The invention of the dischi volanti (meaning flying saucer in English) pasta shape is recent, dating back to the early post-war years, to what is considered to be the first UFO sighting of the modern era.
On 24 June 1947, on board his plane, the private American pilot Kenneth Arnold stated that he had seen a series of nine unidentified flying objects flying over Mount Rainier, Washington in the United States. It was highly publicised in the international press, leading to the popularisation of the term “flying saucer” to describe the phenomenon. Shortly afterwards, the pasta factories began to create dies for the production of the now indispensable pasta shape.
This sighting was followed by another one on 27 October 1954 in Florence, above the Cathedral of Santa Maria del Fiore and the municipal stadium during the friendly match between Fiorentina and Pistoiese.

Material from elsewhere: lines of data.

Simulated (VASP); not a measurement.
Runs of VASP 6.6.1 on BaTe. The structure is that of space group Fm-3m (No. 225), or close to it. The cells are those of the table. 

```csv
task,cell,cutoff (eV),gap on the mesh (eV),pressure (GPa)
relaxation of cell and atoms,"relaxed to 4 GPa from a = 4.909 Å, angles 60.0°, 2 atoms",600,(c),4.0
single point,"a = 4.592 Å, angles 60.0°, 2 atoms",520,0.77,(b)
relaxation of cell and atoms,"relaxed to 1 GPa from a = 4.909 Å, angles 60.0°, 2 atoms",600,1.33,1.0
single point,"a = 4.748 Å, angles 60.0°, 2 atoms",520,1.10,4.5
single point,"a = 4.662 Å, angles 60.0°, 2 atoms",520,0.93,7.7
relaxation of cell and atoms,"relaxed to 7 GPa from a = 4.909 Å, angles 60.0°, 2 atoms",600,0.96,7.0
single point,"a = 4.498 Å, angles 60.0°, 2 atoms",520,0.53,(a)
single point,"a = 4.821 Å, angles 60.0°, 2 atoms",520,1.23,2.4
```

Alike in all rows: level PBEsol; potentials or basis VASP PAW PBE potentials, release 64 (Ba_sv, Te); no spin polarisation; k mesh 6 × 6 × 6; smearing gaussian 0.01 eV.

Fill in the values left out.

Just four months later, Renzo Fabbri (third generation and owner of the company) acquired his own die from the company Garibaldo Ricciarelli, which still allows us to make our dischi volanti pasta today.
The round and twisted shape of the dischi volanti, which open slightly during cooking, allows them to hold a great amount of sauce and make it an ideal shape for creamy condiments. For example, they pair wonderfully with butter and sage, with pesto (either Genoese or its Tuscan variant with lacinato kale) or even with broccoli rabe.